We often hear schools’ complaints about the lack of this or that resource. I always assumed that was because of lacking something more fundamental: money.

I found out yesterday how wrong that simplistic thinking could be.

My wife brought me a computer from her office some time ago. “It doesn’t have any memory,” she said, “And there’s no operating system installed, but maybe you can use it.”

Can I use it? Of course I can use it. No teacher complains about having too many computers for his students.

The plan was simple: at the beginning of the year, I would take some of the funding I get from the state for supplies, buy a half-gig of memory, load some form of Linux on it, and I’d have a new computer for my room.

In talking to a fellow teacher, though, I learned that it might not be so simple. I went to our school’s IT guy for clarification.

Short answer: sure, I can use it, but no student can touch it.

It seems we have a contract with a particular computer manufacturer that stipulates two things:

  1. Each computer for student use must be purchased through through Distributor X. That rules out using my computer.
  2. Each computer for student use must be running Windows XP. That rules out the closet full of laptops I discovered we have, sitting unused because they have Windows 2000 on them.
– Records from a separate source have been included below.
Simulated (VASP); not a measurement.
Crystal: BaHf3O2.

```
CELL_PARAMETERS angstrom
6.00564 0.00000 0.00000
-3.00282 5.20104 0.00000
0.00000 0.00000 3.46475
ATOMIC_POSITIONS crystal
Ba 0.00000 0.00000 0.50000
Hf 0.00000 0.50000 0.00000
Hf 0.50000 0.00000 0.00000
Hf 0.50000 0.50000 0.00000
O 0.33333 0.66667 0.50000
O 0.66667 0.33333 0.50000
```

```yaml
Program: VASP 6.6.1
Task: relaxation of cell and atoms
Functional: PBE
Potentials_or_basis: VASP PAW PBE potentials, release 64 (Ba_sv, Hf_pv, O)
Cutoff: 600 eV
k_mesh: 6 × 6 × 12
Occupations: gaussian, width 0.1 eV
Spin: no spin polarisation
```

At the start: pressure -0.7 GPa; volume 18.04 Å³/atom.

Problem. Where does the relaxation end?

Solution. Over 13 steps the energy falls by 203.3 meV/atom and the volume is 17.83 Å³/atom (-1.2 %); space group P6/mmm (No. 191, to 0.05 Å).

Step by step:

Now, it seems to me that if Computer Manufacturer X was really interested in educating students that they wouldn’t really care whether or not we use other computers or use other operating systems. It seems that teachers wouldn’t be punished for taking some initiative to get more materials for students.

But underlying that would be a mistaken understanding of the nature of the capitolistic drive, wouldn’t it?

2 Comments

  1. Thud

    This is why our economic system resembles mercantilism more than they do Adam Smith’s free enterprise and open competition. Once the government has an “exclusive contract” with a provider, there’s no more competition. Get that first contract and all you have to do is minimally meet the contract standards and tax money gets funneled into your pocket.

    This is one of the reasons I oppose government “outsourcing” to contractors. A lot of our federal agencies have outsourced core functions (like feeding and supporting troops in the field, which is handled by KBR or Haliburton or some such) for a higher price and lower quality than government workers could have provided. The excuse is “competition.” But there’s no competition with a contract and — if there’s no bid — no competition before it either.

  2. G. Scott

    It’s not just the lack of competition — there’s the question of unwarranted influence. I’m working on a series of posts about just that topic…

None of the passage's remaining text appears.